The Family and I had breakfast on a narrow terrace on the top floor of our hotel in Kusadasi, looking out towards the harbour. We talked about what we’d seen in Turkey. It seemed to me that it had been months, but it was less than a week since we’d landed in Istanbul! The incredible sights of Cappadocia: fairy chimneys, balloons filling the sky, underground cities, now seemed so far removed. Trudging through the ruins of famous Greek cities, looking at the remnants of what used to be the wonders of the ancient world, had driven those older experiences into some far corner of the brain.
We looked at our phones together, swiping through the galleries of the last few days. Did we really see that? Remember the wonderful wine there. And that great Turkish coffee! Can you get me another glassful of that superb lemonade? Too soon it was time to leave for a drive to Pamukkale.
We flew in to Kayseri airport and ran through a thunderstorm to a bus which was to take us to Göreme. We dried off during the long bus journey as we looked out at the landscape which turned from green fields to the white rock chimneys which Cappadocia is famous for. Every guide and guidebook tells you how the word came from a Persian source which means Land of the Beautiful Horses, but a very interesting news story from four years ago throws some doubt on this etymology. Even Wikipedia, never known for scholarship, treads very gingerly around the issue of etymology. But it is a good story, and I don’t mind opening with a scene we came across in our first walk through the countryside which echoes it.
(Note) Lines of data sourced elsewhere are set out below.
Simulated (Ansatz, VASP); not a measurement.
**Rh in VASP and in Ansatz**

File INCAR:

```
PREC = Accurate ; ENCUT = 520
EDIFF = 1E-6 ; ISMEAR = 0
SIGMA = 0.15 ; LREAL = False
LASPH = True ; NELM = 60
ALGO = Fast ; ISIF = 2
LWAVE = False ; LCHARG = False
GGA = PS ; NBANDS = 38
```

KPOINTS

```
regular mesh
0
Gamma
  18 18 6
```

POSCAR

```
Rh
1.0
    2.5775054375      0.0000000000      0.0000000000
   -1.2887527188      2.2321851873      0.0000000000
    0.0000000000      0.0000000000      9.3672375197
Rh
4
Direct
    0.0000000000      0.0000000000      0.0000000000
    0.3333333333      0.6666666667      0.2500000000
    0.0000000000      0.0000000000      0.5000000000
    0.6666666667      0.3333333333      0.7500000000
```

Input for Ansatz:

We dumped our baggage in our lovely room in the hotel, a modern house backed into a cliff of the volcanic material the area is famous for, and rushed out for a short walk. It was too late to walk to the nearby outdoor museum, but we took a side route into the Zemi valley and Görkündere ridge. This little-known walk is a wonderful introduction to the special landscape of Cappadocia. As you can see in the photo above, the flat landscape has been eroded into a succession of chimneys. Around Göreme you can see clearly the layers and varying colours of rock laid down in epsiodes of volcanism through the last 10 million years. Erosion can be seen today from about 5 million years ago. So the landscape would have looked roughly similar throughout human history. But of course erosion continues to this day. As evidence you can see at the bottom of the landscape, modern houses are several meters below the ancient rock-cut caves.
I love to see my landscape up close. The photo above shows the lovely textured rock which the free-standing chimneys are made of. It looks pretty friable, and I’m sure with a chisel and hammer I could make a pretty big dent in it. Many of the caves were probably carved out with these ancient tools. This mixture of pumice and compacted volcanic ash called tuff has a name; it is called Ignimbrite. This completely useless piece of information clutters up my mind. I hope that putting it down here will help me rid my mind of it. The darker rock at the top of the chimney is a harder cladding which protects the chimney like a roof.
The thunderstorm had left the place cool, and we needed our warm jackets over our tees as we walked. Now, when I look that this photo, I recall a guide’s story about why these structures are called fairy chimneys. According to him, people used to brew alcohol in these places, and sometimes the fumes would catch fire and be seen from far as a blue glow; so the name. Not very believable, but a nice story anyway. The huge vertical cracks in this rock will reduce it to rubble within a generation or two. Erosion is not always a slow process, nor is it uniform.
The walk was lovely; we saw birds, wild flowers, and insects, enjoyed the weather, and the slow change of light. The day had been stormy, and, as a result, the evening light was spectacular. One of the last things I could photograph was the light of the setting sun putting a lovely glow on clouds and rocks. Fairy chimneys? Enchantment? You better believe it.